#007 5 Anti-Patterns with Airflow
FORMAT used in this article : Incorrect code → Fix code → Example context → Worst-case → Why bad → Ops fix checklist (guardrails).
1) Monolithic DAGs
❌ Incorrect (what not to do)
# monolithic_dag.py
with DAG("daily_etl", schedule_interval="@daily", default_args=default_args) as dag:
load_customers = PythonOperator(task_id="load_customers", python_callable=load_customers_func)
load_orders = PythonOperator(task_id="load_orders", python_callable=load_orders_func)
load_payments = PythonOperator(task_id="load_payments", python_callable=load_payments_func)
# ... imagine 200+ tasks ...
build_marts = PythonOperator(task_id="build_marts", python_callable=build_marts_func)
[load_customers, load_orders, load_payments] >> build_marts
✅ Fix (do this instead)
# mart_customers.py
with DAG("mart_customers", schedule_interval="@daily", default_args=default_args) as dag:
with TaskGroup("staging") as staging:
load_customers = PythonOperator(task_id="load_customers", python_callable=load_customers_func)

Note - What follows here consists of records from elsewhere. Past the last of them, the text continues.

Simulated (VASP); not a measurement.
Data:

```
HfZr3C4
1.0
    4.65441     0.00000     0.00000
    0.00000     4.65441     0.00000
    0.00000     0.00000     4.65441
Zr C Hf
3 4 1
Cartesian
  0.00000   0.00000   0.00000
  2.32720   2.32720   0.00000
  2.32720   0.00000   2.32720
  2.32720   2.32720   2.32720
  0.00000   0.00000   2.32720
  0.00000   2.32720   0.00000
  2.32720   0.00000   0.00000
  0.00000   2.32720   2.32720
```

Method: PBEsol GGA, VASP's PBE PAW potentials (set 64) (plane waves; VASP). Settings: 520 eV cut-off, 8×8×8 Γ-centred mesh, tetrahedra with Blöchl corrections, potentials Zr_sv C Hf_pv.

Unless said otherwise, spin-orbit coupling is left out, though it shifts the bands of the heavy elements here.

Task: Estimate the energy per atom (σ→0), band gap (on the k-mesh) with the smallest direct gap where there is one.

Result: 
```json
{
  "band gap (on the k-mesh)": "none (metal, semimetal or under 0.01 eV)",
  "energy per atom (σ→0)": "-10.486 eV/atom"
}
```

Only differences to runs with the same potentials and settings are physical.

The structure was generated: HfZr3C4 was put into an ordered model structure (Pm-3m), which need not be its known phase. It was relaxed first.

load_orders = PythonOperator(task_id="load_orders", python_callable=load_orders_func)
with TaskGroup("warehouse") as warehouse:
build_dim_customer = PythonOperator(task_id="build_dim_customer", python_callable=build_dim_customer_func)
staging >> warehouse
Example context: A single
daily_etlbuilds all staging, dims, facts, and marts.Worst-case: Scheduler parse time > schedule interval → missed runs; webserver timeouts; tiny code change triggers parse storms.
Why bad: Airflow’s parser + scheduler scale with DAG size; large graphs slow parsing, scheduling, and UI rendering.
Ops fix checklist: Break into domain DAGs; use TaskGroups, DAG factories; enable DAG serialization; keep per-DAG tasks < O(50–100); add SLA + alerts.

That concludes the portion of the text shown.